Randy was in Seventh Heaven. His days of liberal causes were not over. Although he questioned BLM’s resort to aggressive, violent confrontation (he had been a Martin Luther King peaceful marcher to Selma, Montgomery, and the Pettis Bridge), he quickly subscribed to their methods. The country had changed in sixty years.
Not surprisingly BLM grew quickly tired of Randy and his philosophical hectoring. He could never quite leave his PhD behind, and the ghetto chieftains in Baltimore wanted no part of this doddering old man. Sorry, they said, but it was a Black thing.
Randy’s wife had for years been active in the Women’s Movement, and she had been as committed to the cause as Randy had ever been to his. Although this new generation of women were more self-assured and rebellious than she and her friends had ever been, they still needed guidance and support from a well-known, respected luminary of the movement. It was time for men to be more engaged than they ever had been, Randy’s wife said to him, and wouldn’t this be the right thing to do?
So Randy invited himself to women’s marches, conferences, seminars, and demonstrations. Just as America had been the insidious force that enabled nuclear weapons and had contributed a disproportionate amount of greenhouse gases to the environment, so had it encouraged patriarchy, sexism, and male elitism.
Randy had found what might be his last hurrah. In fact, all things came together like never before. It was capitalism which enabled all these ills, and his screeds in all venues – Global Warming, Peace, Civil Rights, and Gender Equality – became virulent attacks on American greed.
Nearing eighty, the age at when most men are hanging up their spurs and retiring to Florida, Randy felt more full of piss and vinegar than he ever had. But somehow his dense, overpopulated resume had done him in. He had become a parody of what he had intended. A man with such weighty unmatched luggage was of little interest or use. Even his alumni magazine started trimming his class notes.
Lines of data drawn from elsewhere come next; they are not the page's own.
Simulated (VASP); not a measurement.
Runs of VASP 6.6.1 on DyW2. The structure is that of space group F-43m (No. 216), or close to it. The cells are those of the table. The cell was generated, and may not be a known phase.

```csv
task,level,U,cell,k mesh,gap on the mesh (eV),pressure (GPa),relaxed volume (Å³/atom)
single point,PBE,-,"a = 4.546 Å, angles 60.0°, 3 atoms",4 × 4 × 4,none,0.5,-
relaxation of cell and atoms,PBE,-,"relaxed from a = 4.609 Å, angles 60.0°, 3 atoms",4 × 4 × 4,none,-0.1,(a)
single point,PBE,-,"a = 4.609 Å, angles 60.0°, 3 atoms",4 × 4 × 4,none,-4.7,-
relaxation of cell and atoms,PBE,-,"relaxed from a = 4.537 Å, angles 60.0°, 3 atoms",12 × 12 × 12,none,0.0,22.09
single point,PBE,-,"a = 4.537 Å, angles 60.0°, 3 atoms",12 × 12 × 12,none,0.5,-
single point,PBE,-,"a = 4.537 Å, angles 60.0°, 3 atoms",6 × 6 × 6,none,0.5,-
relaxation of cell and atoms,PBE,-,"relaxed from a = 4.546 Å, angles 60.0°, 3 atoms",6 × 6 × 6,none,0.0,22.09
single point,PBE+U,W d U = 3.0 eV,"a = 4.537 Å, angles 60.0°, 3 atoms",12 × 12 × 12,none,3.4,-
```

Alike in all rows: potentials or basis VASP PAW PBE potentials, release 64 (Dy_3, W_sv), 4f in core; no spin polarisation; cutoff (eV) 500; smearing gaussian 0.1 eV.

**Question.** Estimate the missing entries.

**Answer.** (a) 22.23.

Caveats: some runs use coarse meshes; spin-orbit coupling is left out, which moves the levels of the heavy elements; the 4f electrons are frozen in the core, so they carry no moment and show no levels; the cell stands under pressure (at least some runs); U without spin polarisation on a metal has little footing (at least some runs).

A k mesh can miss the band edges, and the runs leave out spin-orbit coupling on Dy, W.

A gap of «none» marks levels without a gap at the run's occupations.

So he finally gave in – or sort of. He and his wife moved to Boca Raton, but it wasn’t long before Randy was involved in groups concerned about the manatees and the ebbing of the waters of the Everglades. The chaise longue was simply not in his future, and he would rather die in his traces than drift off in his back yard. They had chosen carefully – Florida retirement communities are filled with rednecks, and particularly at this point in his life Randy wanted homogeneity, people who thought alike. He had long jettisoned staunchly conservative friends from college and his youthful days in Connecticut. Life was too short to be bothered with anyone who was not wedded to the cause – or in his case, causes. Political philosophy was everything, all inclusive, all defining. Women, marriage, children, grandchildren, friends meant nothing unless they were part of this template.
Unfortunately those retirees in his community, as liberal and progressive as they had been before they came down to Florida, had quickly become indifferent. A day out on the ocean fishing for bonito was enough, or a round of golf, or sailing in the Bay. Randy was unmoored. He had intended his final days to be committed, meaningful, and serious; and all he got was tuna?
He died in his sleep as we all hope to go, so was unable to share with his wife the final words he had prepared long ago, words he hoped she would repeat to the press about meaning and purpose. He was buried in Florida so only a very few former colleagues made the trip down, particularly since poor Randy had died in August. It was a simple ceremony. His wife read from Ephesians and an excerpt from a paper Randy had written about climate change, and the funeral, and his life were over.